Welcome to Cycling For Dummies. First things first.
In cycling, the trophy girls are not trophy girls.
"We are the USA Pro Challenge Podium Hostesses," Courtney explained alongside the fancy stage in downtown Colorado Springs.
Podium hostesses? Sounds so official.
"It is official," Heidi chimed in. "I get a little sand in my teeth after every kiss."
And we're off. Here I thought the super-duper road race that whizzed around town Thursday was a test of traffic gridlock. In fact, it included a post-race lip-lock.

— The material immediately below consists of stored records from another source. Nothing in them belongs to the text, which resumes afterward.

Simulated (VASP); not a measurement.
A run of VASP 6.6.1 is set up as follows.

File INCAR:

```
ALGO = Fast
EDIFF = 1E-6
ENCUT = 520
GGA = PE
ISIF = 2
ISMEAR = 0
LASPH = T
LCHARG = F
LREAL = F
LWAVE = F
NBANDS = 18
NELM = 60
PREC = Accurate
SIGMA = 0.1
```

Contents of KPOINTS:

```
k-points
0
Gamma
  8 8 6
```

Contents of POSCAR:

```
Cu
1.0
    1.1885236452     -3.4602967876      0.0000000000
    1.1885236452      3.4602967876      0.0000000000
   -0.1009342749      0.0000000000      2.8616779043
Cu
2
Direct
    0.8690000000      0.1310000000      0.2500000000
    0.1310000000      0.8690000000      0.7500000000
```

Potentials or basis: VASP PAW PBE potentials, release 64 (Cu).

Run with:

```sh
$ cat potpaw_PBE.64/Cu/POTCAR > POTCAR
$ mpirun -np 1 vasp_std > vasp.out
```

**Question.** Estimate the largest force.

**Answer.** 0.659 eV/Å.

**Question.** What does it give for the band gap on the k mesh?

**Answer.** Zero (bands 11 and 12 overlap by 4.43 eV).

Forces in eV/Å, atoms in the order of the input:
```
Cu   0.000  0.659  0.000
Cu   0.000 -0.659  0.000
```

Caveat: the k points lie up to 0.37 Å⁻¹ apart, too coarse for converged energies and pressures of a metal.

Jens Voigt, a German cyclist and kind of a big deal, got a smooch from Courtney and Heidi, and a cool new jersey: Most Aggressive Rider.
That's just one of the beauties of cycling. In real life, aggressive driving gets you a ticket. In cycling, it gets you a kiss from Courtney.
"You just witnessed one of the best days in the history of this sport!" the race emcee shouted over the loudspeaker.
Cycling is called a niche sport. Maybe elsewhere. Considering the fan turnout for the USA Pro Challenge, that would be one big niche.
There were 92 men's elite riders who finished Stage 4 on Thursday. The stage winner, Canada's Elia Viviani of Cannondale Racing, averaged 28.32 mph.
I averaged 12 dumb questions per hour. Mercifully, the cycling community is a forgiving one.
Why are these guys better than the average cyclist?
"Stronger legs," said Karl Klepfer, a local rider.
What about on the hills?
"Stronger lungs," he said.
See, not that complicated.
"This is the coolest thing ever," Axel Ulrich said. He's 13. Naturally, we hit it off.
"They come by you so fast that you feel the wind blow in your face," Axel said.
Talk about a cycling career highlight: At Thursday's race, Axel met the cyclist for whom he is named - Axel Mercx, the man who founded Bissell Racing.
"He was so cool," the younger Axel said.
The smile hanging across Axel's face offered convincing proof. Now tell me about the cowbell hanging from your dad's arm?
"We're from Switzerland," said his father, Yann Ulrich. "When you're from Switzerland, you have a big cowbell."
Here's something else about cycling I didn't know: It's noisy. For a sport with engine-less vehicles, cycling races are louder than the beer tent at happy hour. The only thing cyclists love more than whistles are car horns. And cowbells. Cowbells for days.
"You need a cowbell," Yann said.
I need a map. Street closures also are popular in cycling. Thursday's circuit was 17 miles long. It closed roughly 117 streets. The only motorists unaffected by the course were those offering support in the race. On one stretch of Colorado Avenue, 12 cyclists sped past. They were trailed by a Lexus, Audi, BMW and a BMW motorcycle. (Cycling teams, we learned, don't drive lemons.) Moments later, the next pack of 30-something cyclists sped past. I counted another 28 fancy cars, followed by another eight ambulances and police cars. It seemed there was a car for every rider.
"GET OFF THE ROAD!" a course marshal suggested, politely.
Cycling is not for dummies, so I took the marshal's advice.